Digital Privacy Is All About Choice
When we talk about privacy, what are we really talking about?
The formal definition of privacy is definitely outdated. Even the common understanding has failed to keep up with our digital world.
In the digital world, privacy as a human right manifests itself in very different ways. It’s not keeping to yourself. It’s about understanding your data and the data about you and how that data is used.
Focusing on the goal of digital privacy is critical to success. That goal is 👇
The assurance that the system you are using only uses the data you intend in the way that you consent.
The challenge (as always) is in the implementation.
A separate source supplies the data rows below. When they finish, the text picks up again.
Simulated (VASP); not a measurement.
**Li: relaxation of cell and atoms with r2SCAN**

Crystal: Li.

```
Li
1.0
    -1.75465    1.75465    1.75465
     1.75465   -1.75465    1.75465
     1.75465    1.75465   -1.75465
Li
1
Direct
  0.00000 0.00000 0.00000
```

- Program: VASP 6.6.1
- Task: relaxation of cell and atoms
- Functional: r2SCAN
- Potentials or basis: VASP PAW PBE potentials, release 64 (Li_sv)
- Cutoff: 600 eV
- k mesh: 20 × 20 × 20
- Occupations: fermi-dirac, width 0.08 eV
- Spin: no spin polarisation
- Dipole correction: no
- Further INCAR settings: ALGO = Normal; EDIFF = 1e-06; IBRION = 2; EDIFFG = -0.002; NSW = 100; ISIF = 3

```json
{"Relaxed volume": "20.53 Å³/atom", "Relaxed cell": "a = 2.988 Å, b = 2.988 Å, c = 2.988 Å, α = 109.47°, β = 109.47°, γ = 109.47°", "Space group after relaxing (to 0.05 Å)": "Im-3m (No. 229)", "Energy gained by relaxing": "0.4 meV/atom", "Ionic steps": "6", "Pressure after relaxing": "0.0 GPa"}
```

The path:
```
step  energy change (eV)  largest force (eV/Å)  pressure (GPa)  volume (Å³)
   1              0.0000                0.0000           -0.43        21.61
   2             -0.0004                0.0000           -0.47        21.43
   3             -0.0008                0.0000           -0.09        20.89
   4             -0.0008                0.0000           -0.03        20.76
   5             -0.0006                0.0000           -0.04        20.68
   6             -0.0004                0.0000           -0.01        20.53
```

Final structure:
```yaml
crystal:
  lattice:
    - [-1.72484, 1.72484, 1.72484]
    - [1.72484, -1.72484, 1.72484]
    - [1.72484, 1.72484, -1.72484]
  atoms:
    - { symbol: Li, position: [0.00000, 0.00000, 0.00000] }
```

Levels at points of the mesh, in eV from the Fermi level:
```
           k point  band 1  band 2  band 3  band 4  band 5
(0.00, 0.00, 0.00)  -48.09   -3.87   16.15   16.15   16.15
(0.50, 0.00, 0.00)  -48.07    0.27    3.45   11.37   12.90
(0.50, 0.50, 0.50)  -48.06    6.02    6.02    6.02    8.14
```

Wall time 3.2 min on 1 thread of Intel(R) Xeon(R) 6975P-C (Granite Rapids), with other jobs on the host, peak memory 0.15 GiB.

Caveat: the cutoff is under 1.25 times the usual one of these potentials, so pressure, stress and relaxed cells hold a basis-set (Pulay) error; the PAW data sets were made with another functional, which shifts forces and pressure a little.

Privacy is all about choices. Where it breaks down is the difference between an implicit and explicit choice.
The complexity of the technology we use everyday amplifies this challenge, making it extremely difficult for most people to make explicit choices about their data.
A Web Page
Most users would expect that the web page they’ve asked for knows a few things about them. You could reasonably expect that the page knows what browser you’re using, whether or not you’re logged into the site, among other things.
If you’re a software engineer, you might recognize more nuance.
You know there are multiple systems that will see the request. That the browser is capable of a lot more than just showing a page. You understanding that when you ask for one page, you’re probably getting data from at least ten different locations.
With a deeper understanding of the technology at play, the engineer knows there is far more data and systems involved.
Given that gap, can a user meaningfully consent to data collection and sharing? How do we even start to address this challenge given how prevalent technology is in our communities?